Suspension with the help of SC&C is Tall Ball Joints, UCA's and hollow 36mm bar in front, and in back F2 Watts link, pro touring bar with varishocks all around. Wheels are GTA 16X8's. Alingment is about 6 deg of Caster and about -1.25 degrees camber which is nearly perfect for a high speed ORR with curves, like Big Bend.

Trans is the 3rd or 4th 6 speed... we lost count. After we broke 5th and 6th gear in the Richmond ROD last year at the BBORR, we switched to a Tremec T-56 Magnum and love it.

For cooling we have a large core support airdam (we blocked off the upper inlets in the grill for aero) and a Intrepid Dual electric fan.

Motor mods are minor and the ZZ502 is bulletproof. Carb is an 850 Double pumper... Don't try to open road race with a Vacuum secondary carb.

For 2012, we finally removed the A/C and rebuilt the heads with a 3 angle valve job and Comp Cams behive springs and that woke the car up from 5200-6000 (we have a 6000 RPM chip in the MSD).

The Secret to winning, besides luck, is lots of GPS's for Speed, average speed (90's GIII is best for this), Map (What does the road do when I fly over this blind hill) and back up GPS's for those GPS's + a Rally computer like a Timewise 747.

We measure the course to the thousanths of a mile (the Drivers front tire is a wheel on a stick) using the Rally Computer, set up check points and account for Tire growth due to speed and temperature and adjust for this in our calculations during the race.

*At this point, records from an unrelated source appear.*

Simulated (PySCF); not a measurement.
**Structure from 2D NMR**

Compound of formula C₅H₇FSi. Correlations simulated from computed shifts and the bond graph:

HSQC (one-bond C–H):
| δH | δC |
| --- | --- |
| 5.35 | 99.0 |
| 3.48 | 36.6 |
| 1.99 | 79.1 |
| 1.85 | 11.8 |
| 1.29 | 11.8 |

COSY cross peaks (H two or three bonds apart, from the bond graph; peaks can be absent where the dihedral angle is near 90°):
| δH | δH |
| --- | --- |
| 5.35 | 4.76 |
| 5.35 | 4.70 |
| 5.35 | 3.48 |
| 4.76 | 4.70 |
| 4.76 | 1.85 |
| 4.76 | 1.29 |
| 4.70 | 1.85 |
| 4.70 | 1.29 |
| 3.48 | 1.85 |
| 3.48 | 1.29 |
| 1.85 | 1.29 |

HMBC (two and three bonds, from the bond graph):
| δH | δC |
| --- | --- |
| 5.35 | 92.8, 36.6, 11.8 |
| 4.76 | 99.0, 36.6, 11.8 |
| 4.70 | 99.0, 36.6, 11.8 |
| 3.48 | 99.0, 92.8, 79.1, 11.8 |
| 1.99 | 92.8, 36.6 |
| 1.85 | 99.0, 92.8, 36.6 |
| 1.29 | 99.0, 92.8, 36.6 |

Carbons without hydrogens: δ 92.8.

Our system is good to +/- .5 accuracy from perfect, which used to be good enough to guarantee a trophy, but competition is so close now, we need to get our accuracy down below +/-.2 seconds to increase our odds. Then it comes down to 2 good starts, 4 good button pushes and driving what the navigator and boxes in the windshield say.

2gofaster
04-30-2012, 04:00 AM
Good job. My friend Tony was in the Supra.

UNGN
04-30-2012, 09:38 AM
We were having issues with our car in Sanderson turn around, so I didn't get to meet/talk to everyone in the class.

When I inspected the motor at the midpoint, the driver side was covered in oil and one of the intake manifold bolts was laying in the V. We bought some oil at the gas station and screwed the bolt back in.

On the return trip, the passenger side was covered with oil and it was down a 1/2 quart and an intake manifold bolt on THAT side was laying in the V.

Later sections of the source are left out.